I: SG/SF Trenton Hassell (2006-07)

GS 68 | 29.3 MPG | 6.7 PPG | 24.0 3P% | 3.2 RPG | 2.7 APG | 0.3 SPG | 0.3 BPG

Topping the list of worst Timberwolves starters of the Kevin Garnett era is wingman Trenton Hassell. Hassell was a shooting guard who played nine seasons in the NBA. Four of his nine years of NBA play were with the Minnesota Timberwolves.

Hassell was a 6-foot-5 200-pound shooting guard who was selected with the 30th overall pick of the 2001 NBA Draft. The Bulls waived him in October 2003, and the team acted quickly to sign him to the Timberwolves roster.

He showed signs of continued development, reaching an apex in the 2005-06 NBA season when he started 67 games and put up 9.2 PPG, 2.8 RPG, 2.6 APG, 0.6 SPG, and 0.4 BPG. While not an NBA All-Star level of production, it was a promising trend that would lead many to expect him to average better than 10 points per game in the 2006-07 season.
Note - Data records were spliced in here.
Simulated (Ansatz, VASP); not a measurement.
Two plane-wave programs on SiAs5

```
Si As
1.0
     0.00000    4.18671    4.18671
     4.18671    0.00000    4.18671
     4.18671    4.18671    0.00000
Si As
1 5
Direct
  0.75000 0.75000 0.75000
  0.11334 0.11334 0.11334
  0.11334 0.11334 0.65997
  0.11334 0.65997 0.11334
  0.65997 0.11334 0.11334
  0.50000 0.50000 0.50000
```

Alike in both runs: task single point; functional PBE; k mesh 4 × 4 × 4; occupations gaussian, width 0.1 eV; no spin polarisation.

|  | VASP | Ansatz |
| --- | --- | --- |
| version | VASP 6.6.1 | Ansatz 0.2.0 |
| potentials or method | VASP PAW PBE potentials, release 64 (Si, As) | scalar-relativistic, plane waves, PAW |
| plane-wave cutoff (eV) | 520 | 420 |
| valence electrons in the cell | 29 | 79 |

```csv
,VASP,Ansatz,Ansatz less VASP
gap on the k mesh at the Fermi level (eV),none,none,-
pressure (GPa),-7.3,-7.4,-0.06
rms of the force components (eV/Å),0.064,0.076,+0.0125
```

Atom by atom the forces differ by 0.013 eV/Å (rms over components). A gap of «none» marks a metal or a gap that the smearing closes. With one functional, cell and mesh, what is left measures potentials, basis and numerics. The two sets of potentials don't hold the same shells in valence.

Instead, he regressed. While his 29.3 minutes per game ranked him as the fourth-most active player on the Timberwolves roster, his scoring of 6.7 points per game would rank him as the seventh-best scorer on the team. Worse than that, his perimeter shot accuracy of just 24.0 percent was no better than ninth-best on the team.

He would be traded to the Dallas Mavericks at the end of this season for journeyman wing Greg Buckner. The Timberwolves had one of the greatest legends in NBA history in PF Kevin Garnett. It is so disappointing that, as this list shows, the team struggled mightily to build a complementary roster around him.